In late June, the Tenth Circuit Court ruled in favor of Hobby Lobby, overruling a lower court decision. In September, HHS filed an appeal with the U.S. Supreme Court.

Hobby Lobby asked the Supreme Court to review their case in the hopes that a decision could be given that may resolve the scores of other lawsuits by other entities against the HHS mandate.

The highest court in the land is expected to consider the Hobby Lobby case next Tuesday when the justices go to conference, reported Mary Pat Dwyer of ScotusBlog.

While local officials have expressed an interest in the Bible course, some like the Washington, D.C.-based Americans United for Separation of Church and State have concerns over Green's proposal for Mustang.

In a blog entry, Sarah Jones of Americans United wrote that while an elective, nonsectarian Bible class was constitutional he doubted that such standards were met with Green's curriculum.

"Green has dedicated much of his personal fortune to the promotion of Bible education. And it's evident that he prefers a sectarian approach to the subject," wrote Jones.

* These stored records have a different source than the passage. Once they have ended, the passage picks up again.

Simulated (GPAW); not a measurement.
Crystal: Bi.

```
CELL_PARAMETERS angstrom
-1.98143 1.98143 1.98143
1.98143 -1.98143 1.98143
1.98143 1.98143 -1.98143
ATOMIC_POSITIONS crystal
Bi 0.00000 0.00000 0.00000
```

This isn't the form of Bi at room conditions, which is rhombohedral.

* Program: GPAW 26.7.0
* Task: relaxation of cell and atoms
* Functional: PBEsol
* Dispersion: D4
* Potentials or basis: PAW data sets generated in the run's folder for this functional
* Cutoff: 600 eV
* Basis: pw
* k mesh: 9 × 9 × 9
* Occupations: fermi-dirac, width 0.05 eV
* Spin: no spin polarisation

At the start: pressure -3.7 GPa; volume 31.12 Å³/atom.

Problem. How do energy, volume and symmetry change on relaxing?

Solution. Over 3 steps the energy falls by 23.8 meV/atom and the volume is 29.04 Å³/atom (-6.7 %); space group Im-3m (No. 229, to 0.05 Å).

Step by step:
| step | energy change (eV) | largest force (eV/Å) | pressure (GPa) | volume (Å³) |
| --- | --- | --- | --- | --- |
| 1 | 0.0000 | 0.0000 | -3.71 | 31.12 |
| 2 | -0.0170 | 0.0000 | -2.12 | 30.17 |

"Objective courses about the Bible are permissible in public schools, but Sunday School lessons are a different matter entirely. Green's past statements and Religious Right connections indicate that he's actually trying to promote a specific perspective on the Bible: his own."

Oklahoma is one of six states that allow Bible classes to be taught in public schools; the other five are Arizona, Georgia, Tennessee, Texas and South Carolina.